The German Composer, Richard Wagner's Works and Life
Richard Wagner: Overview
- Born: 1813 - Leipzig, Germany
- Died: 1883 - Venice, Italy
- Historical Period: The Romantic era
- Musical Media: Opera, Orchestra, Chamber music, Keyboards, Choral
Wilhelm Richard Wagner was born in 1813 in Germany. He would go on to become one of the most influential and charismatic composers of his time and beyond. Impulsive and determined, he was able to revolutionarily affect Western musical culture in a way that would forever bear his signature one way or another. To name some of his top works, we remember:
- Der Ring des Nibelungen
- The Flying Dutchman
- Tristan und Isolde
- …and more!
After an obviously long career filled with ups and downs ranging from much-deserved critical acclaim as well as the chagrin of a debt-ridden lifestyle, the master breathed his last in 1883 in Venice, Italy. Behind his veil of greatness, lies the history of a man of modest roots and raw compositional prowess.
Richard Wagner: The Architect of a New Frontier
Wagner was carefree and negligent as a young man at the Kreuzschule, Dresden and was known for being a regular attendee at concerts. He was self-taught at the piano and increased his dramatic and artistic knowledge through the works of Schiller and Shakespeare. His over-indulgence in matters of music led to an acute impatience for academic pursuit. Wagner’s real “education” was a deep and comprehensive study of historical scores, especially that of Beethoven’s.
Wagner wrote the Symphony in C Major (1832) for the Leipzig Gewandhaus concerts and then he penned his very first operatic piece, Die Feen (1834) inspired from a tale of fantasy by Carlo Gozzi. After failing to have the opera produced, Wagner became a conductor in a theatrical troupe and fell for Wilhelmine Planer, or Minna, who would go on to be his wife in 1836. His second opera, Das Liebesverbot (1836), based on the Shakespearean work, “Measure for Measure”, met with complete disappointment.

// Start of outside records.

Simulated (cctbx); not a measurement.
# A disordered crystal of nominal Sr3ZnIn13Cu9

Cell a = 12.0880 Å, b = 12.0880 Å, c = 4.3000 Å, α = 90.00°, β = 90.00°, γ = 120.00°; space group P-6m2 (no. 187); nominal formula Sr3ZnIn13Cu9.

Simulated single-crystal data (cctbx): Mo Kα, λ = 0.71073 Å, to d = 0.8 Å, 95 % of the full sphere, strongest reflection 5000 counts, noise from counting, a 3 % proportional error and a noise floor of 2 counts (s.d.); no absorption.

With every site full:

In 1840, while in Paris, Wagner wrote Rienzi (1840), and Der fliegende Holländer (1840), also known as The Flying Dutchman, which tells the story of a cursed captain who has to sail the seas for all time. The next production of Wagner’s efforts was Tannhäuser (1945), and it achieved some level of praise and following. He was also the court opera conductor in Paris until 1849. This period included much criticism when, for example, the court authorities did not agree to stage Lohengrin (1850). This was because they were appalled by Wagner’s artistic and administrative differences from tradition. Wagner was responsible for authoring various articles focusing on revolution and was a part of 1849’s Dresden uprising, the failure of which prompted him to leave Germany. Lohengrin’s debut performance, therefore, was conducted by Franz Liszt at Weimer in 1850.
Wagner settled and remained in Switzerland until the year 1858, and spent his years conducting and composing, even directing 1855’s London Philharmonic concerts. During this period, the now-aging master went through Norse myths in detail, the result of which was the opera Siegfrieds Tod (1848). These were followed by the likes of Das Kunstwerk der Zukunft (1850), Die Kunst und die Revolution (1849), Oper und Drama (1851) and Eine Mitteilung an meine Freunde (1851). In 1852, Siegfrieds Tod, along with three other pieces, came to be known as Der Ring des Nibelungen (1876). The other music dramas were Das Rheingold, Die Walküre and Der junge Siegfried.
Wagner wrote the tragic Tristan und Isolde (1859), the stimuli of which, apart from his newfound ideal, was his love for Mathilde Wesendonk, a married woman. Consequently, Wagner and his wife, Minna, separated.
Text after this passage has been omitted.